All of lore.kernel.org
 help / color / mirror / Atom feed
From: Jonathan Tan <jonathantanmy@google.com>
To: git@vger.kernel.org
Cc: Jonathan Tan <jonathantanmy@google.com>,
	matheus.bernardino@usp.br, gitster@pobox.com
Subject: [PATCH v3 1/8] submodule: lazily add submodule ODBs as alternates
Date: Mon, 16 Aug 2021 14:09:51 -0700	[thread overview]
Message-ID: <5994a517e8afc345e8f649b2368756e22b0e9ebe.1629148153.git.jonathantanmy@google.com> (raw)
In-Reply-To: <cover.1629148153.git.jonathantanmy@google.com>

Teach Git to add submodule ODBs as alternates to the object store of
the_repository only upon the first access of an object not in
the_repository, and not when add_submodule_odb() is called.
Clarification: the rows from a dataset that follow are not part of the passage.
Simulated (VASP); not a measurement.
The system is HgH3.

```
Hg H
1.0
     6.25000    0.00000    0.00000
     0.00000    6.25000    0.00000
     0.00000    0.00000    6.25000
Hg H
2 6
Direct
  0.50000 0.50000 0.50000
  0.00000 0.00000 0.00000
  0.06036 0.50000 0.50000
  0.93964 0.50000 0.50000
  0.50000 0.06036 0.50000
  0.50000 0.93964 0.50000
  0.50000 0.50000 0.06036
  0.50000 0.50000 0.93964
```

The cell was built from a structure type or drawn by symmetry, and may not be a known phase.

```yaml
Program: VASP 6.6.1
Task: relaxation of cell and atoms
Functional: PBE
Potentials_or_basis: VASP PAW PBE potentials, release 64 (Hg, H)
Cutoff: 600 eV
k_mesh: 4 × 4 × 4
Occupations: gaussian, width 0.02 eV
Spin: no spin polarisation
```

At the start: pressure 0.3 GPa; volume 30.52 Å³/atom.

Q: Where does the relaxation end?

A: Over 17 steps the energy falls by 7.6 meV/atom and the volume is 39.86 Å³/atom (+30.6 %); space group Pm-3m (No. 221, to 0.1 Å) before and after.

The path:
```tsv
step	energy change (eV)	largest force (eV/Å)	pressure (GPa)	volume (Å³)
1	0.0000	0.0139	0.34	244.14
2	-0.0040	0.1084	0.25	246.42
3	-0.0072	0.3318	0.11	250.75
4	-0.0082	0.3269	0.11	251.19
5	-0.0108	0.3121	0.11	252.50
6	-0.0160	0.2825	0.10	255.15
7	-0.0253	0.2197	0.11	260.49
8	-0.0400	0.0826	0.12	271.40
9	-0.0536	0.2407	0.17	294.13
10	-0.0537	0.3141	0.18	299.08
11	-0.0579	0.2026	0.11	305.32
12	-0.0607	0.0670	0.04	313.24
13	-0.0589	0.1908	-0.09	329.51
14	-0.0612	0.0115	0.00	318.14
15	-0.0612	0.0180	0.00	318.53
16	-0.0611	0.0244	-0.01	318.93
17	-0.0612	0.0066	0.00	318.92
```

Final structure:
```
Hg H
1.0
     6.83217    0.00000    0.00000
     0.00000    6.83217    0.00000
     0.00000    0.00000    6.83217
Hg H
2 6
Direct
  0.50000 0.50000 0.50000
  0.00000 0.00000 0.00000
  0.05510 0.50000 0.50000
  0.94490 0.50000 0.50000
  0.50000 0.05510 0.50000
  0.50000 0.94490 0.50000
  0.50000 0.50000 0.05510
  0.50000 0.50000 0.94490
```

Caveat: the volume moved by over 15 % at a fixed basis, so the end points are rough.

This provides a means of gradually migrating from accessing a
submodule's object through alternates to accessing a submodule's object
by explicitly passing its repository object. Any Git command can declare
that it might access submodule objects by calling add_submodule_odb()
(as they do now), but the submodule ODBs themselves will not be added
until needed, so individual commands and/or combinations of arguments
can be migrated one by one.

[The advantage of explicit repository-object passing is code clarity (it
is clear which repository an object read is from), performance (there is
no need to linearly search through all submodule ODBs whenever an object
is accessed from any repository, whether superproject or submodule), and
the possibility of future features like partial clone submodules (which
right now is not possible because if an object is missing, we do not
know which repository to lazy-fetch into).]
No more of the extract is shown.